CDH PGR Isabel Duarte reports on the recent International Conference on Design History and Design Studies, and the range of papers delivered by the CDH members in attendance.

The 14th edition of the International Conference on Design History and Design Studies took place on the Indian Institute of Technology Delhi campus between 10 and 12 October 2025. The beautiful campus—featuring, among other buildings, a modernist structure designed by J.K. Chowdhury in 1961—offered a fresh, leafy, and quiet refuge from the busy commotion of Delhi’s streets. Yet, much like the buzzing city outside, the mood inside the conference rooms was one of excitement. Around 300 scholars from across the world gathered each day to hear engaging papers and keynotes. The campus proved to be a fantastic setting for conversations to flourish: presentations sparked new collaborations, and multiple generations of design enthusiasts had the opportunity to mingle.

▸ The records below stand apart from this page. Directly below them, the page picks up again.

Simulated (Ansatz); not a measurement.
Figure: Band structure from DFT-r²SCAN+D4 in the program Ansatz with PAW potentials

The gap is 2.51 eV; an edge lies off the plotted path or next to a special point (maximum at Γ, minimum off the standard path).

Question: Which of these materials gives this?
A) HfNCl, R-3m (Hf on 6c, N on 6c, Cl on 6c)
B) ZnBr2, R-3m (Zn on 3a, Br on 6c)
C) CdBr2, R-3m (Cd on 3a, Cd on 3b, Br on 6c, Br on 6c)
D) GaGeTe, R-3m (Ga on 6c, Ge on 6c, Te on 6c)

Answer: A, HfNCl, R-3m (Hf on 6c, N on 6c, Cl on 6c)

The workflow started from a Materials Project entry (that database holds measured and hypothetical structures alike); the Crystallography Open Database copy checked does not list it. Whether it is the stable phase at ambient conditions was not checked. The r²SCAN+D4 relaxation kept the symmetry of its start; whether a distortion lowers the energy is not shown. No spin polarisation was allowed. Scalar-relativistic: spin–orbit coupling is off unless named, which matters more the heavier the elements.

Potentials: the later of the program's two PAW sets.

The conference opened with a moving ceremony featuring the IIT Director and the organising team. The first keynote, delivered by Laila Tyabji, offered a rich reflection on the sometimes productive, sometimes fraught relationships between design, craft, identity, and sustainability. Drawing on her long-established research and deep connections with craftspeople in India, she provided a textured account of these entanglements. The morning concluded with a stimulating panel discussion between Sarita Sundar, Arjun Ghosh, Sarah Teasley and Priscila Lena Farias, during which notions of neutrality, certainty, maps, and landscapes were productively questioned and complicated. The tone was set: the next 72 hours were going to be exciting.

The following two days were packed with panels and keynotes. Without any hierarchy or preference, I highlight here just a few of the many compelling presentations I had the pleasure to attend. Evelyn Maísa Hettwe (University of São Paulo) delivered an insightful paper on representations of domesticity in Brazilian advertising during the military regime. Kshiraja Krishnan (Royal College of Art, UK) offered an interdisciplinary reading of the cartography of cinemas in Bombay and its impact on cultural history, showing how these spaces became some of the earliest homogenised environments across class, caste and gender in modern India. Benedetta Toledo and Ernesto Ramon Rispoli (University of Naples, Italy) presented a poignant and enjoyable paper on the creativity and impact of spontaneous and makeshift design solutions encountered in Naples. Gwendolyn Kulick (German University in Cairo) invited us to rethink who an “ethical” initiative truly empowers through her study of aid programmes, philanthropic undertakings and community development projects in Pakistan, advancing the concept of “designing for coalescence.” Nuno Coelho (University of Coimbra, Portugal) guided us through a history of Portugal told through its brands, revealing how consumer visual culture both reflects and shapes national identity. And Sarah Cheang (Royal College of Art, UK) expertly combined adorable images of Chow Chows with an unsettling analysis of the constructions of race and cultural myths about China and Chinese people that persist today—eliciting both laughter and wincing from the audience.

CDH PGR Pragya Sharma winning a prize for Distinguished Paper from an Emerging Scholar

Colleagues announcing the award of a Distinguished Paper to Isabel Duarte

It is also worth highlighting the strong presence of the University of Brighton, and in particular the Centre for Design History. Pragya Sharma delivered a wonderful study of one of the oldest hand-knitted objects from India—a pair of long gloves housed at the Ashmolean Museum in Oxford—using it as a catalyst to interrogate who has the power to collect and what global design history includes, excludes, and why. Aurore Damoiseaux presented a fascinating history of anti-nuclear activism through knitwear. Finally, Harriet Atkinson opened a window into design history through the study of activist groups and their collaborative making practices, focusing on the feminist collective See Red Women’s Workshop and their striking posters. The conference also featured Jonathan Woodham’s rigorous and insightful keynote on the history of the International Conference on Design History, tracing its many developments, challenges and intentions from the inaugural 1999 edition in Barcelona to the present.

Jonathan Woodham’s keynote to ICDHS14

Saurabh Tewari and the organising team were extraordinarily generous and made ICDHS14 a very special and enriching experience—from the remarkable welcome bag attendees received (including a tote bag, notebook and lanyard, all handmade by local craftspeople, each strand of the conference represented by a unique pattern), to the excellent food provided each day, to their commitment to ensuring the programme ran smoothly and on time. The fantastic team of volunteers—mainly design students—were joyful, efficient, and an essential part of what made the experience so enjoyable.